After the signing of this agreement, Adam, having, with considerable difficulty, secured the evacuation of the Hôtel de Ville by the invaders and the re-establishment of order, returned to the Préfecture at half-past five on the morning of November 1st.

Barely had the Prefect thrown himself on his bed and begun to enjoy the sleep which for two nights had been denied him, when his wife, who was writing in the adjoining room, heard her husband’s bedroom door violently opened. This early morning visitor was a member of the Government, M. Picard, who came to demand the arrest of the rebel leaders. Picard and certain of his colleagues, who had contrived to escape from the besieged Hôtel de Ville, and who were, therefore, absent at the time of the Convention’s signing, refused to hold themselves responsible for it. Adam, however, rather than break his pledged word, sent in his resignation. Negotiations continued throughout the day. The Prefect was implored to reconsider his decision; but he was deaf to all entreaties. His wife, who was lunching with Mme. Dorian when she first heard the news of her husband’s resignation, thoroughly approved of his action, deploring the treachery of the Government and its inevitably disastrous effect upon the people.

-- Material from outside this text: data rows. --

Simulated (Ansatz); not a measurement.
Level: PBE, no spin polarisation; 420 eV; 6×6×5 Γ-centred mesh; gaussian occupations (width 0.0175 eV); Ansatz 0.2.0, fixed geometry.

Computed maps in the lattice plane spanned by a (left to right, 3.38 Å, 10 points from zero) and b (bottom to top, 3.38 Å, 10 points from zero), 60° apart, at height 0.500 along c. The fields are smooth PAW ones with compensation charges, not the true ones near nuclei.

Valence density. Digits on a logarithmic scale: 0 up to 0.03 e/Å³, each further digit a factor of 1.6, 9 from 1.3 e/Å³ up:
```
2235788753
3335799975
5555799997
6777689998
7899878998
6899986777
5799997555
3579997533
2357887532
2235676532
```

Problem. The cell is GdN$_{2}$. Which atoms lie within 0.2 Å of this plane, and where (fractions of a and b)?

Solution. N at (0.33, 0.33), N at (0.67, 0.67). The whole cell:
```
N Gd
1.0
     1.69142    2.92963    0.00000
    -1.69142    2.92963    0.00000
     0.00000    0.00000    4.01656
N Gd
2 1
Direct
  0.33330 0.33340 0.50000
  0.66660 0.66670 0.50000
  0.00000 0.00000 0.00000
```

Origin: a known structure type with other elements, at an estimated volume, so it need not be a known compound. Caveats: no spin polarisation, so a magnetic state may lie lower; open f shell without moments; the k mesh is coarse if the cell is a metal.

The question arose as to what should be the attitude of Dorian himself. He, as well as Adam, had undertaken that the leaders of the insurrection should go free. He, like Adam, was a man of unimpeachable honour. But his position was somewhat different. As Minister of Public Works he was entrusted with the all-important task of providing with munitions the army defending Paris. In his exercise of this function he had displayed marvellous ingenuity, energy and organising power. He had transformed the goldsmiths of Paris into engineers. He had commandeered every possible assistance. He had seemed to create guns out of nothing.[201]

“Twenty thousand shells are to-day being turned out,” wrote Mme. Adam, “in a city where, according to the Ministry of War, all the materials for munitions were exhausted.”

Here was Dorian, the right man in the right place: a minister who, if his colleagues had only possessed half his brains and energy, might possibly have saved Paris. What was he to do? His dignity dictated resignation. But though modesty itself, he was not blind to his own worth. He knew what he and he alone could do for his country, and for the country he cared far more than for his personal dignity. That day at lunch his wife, his son, and his beautiful daughter, Aline Dorian, one of the most ardent of patriots, and his daughter’s husband, Paul Ménard, all entreated him to resign.[202] With tears in his eyes and without the slightest hesitation, he replied: “When I left my home and my foundries to come to Paris, I was prepared for every sacrifice. When I consented to enter the Government of Defence, I vowed to the Republic’s service my fortune, my life, and yours, Ménard, and yours, Charles. You tell me that I ought to reserve my honour. I do not consider that my honour is in question. Rather it is the honour of others which is at stake. It is my dignity that is attacked. I feel it. Nevertheless I will go so far as to make that sacrifice. I have carved out my own part in the national task which we are all performing. I found cannon. If I ceased to do so, then I am persuaded not another cannon, not a single bullet more would be manufactured.”

Dorian continued in office. Adam, as we have said, resigned; and after three weeks’ residence in her prison house, Juliette awoke on the morning of the 3rd of November to find herself back again in her “dovecot” of the Boulevard Poissonnière.

One of the privations of her sojourn across the water had been that she saw less of her friends. The Rue de Jérusalem was too far out of their beat. Now, sauntering along the boulevard, coming away from dinner at Brébant’s opposite, the Adams’ friends had only to climb their staircase on Wednesday or Friday evenings to find them at home and surrounded by interesting friends. Of this restored privilege the former frequenters of Mme. Adam’s salon were not slow to avail themselves. “Ah! que le salon du Boulevard Poissonnière est autrement fréquenté que celui de la Préfecture,” exclaims Juliette. On the 8th of November she writes: “This evening we have the whole Dorian family, for whom our friendship increases every day, also Eugène Pelletan, Rochefort, who had resigned after the 31st of October, Chenevard and Louis Blanc.”

As the siege dragged on and viands grew scarcer and scarcer, Mme. Adam was often hard put to it to provide dinners for her guests. They were dîners de guerre, which, of course, means guère de dîner.

“I invited our friends to dinner,” writes Mme. Adam on the 23rd of December. “But our dinners are now veritable picnics.” Jourdan, a well-known journalist, provided the butter, Peyrat the last box of Albert plums in Paris, another guest a little box of kidney beans, yet another had sent the joint—it was part of an interesting cow which for two months had been stabled in a salon. A few weeks later such a luxury as beef became quite unknown. Juliette for her New Year’s dinner-party considered herself lucky to be able to put before her friends a joint of elephant. It was part of the famous Castor from the Jardins d’Acclimation. The trunk of Castor’s twin, Pollux, which an English butcher of the Boulevard Haussman had temptingly displayed in a setting of camel kidneys, helped to furnish forth the war dinner-tables of Labouchère and Edmond de Goncourt. The Daily News correspondent found it tough and oily, une pièce de résistance, but not in the usual sense of the term.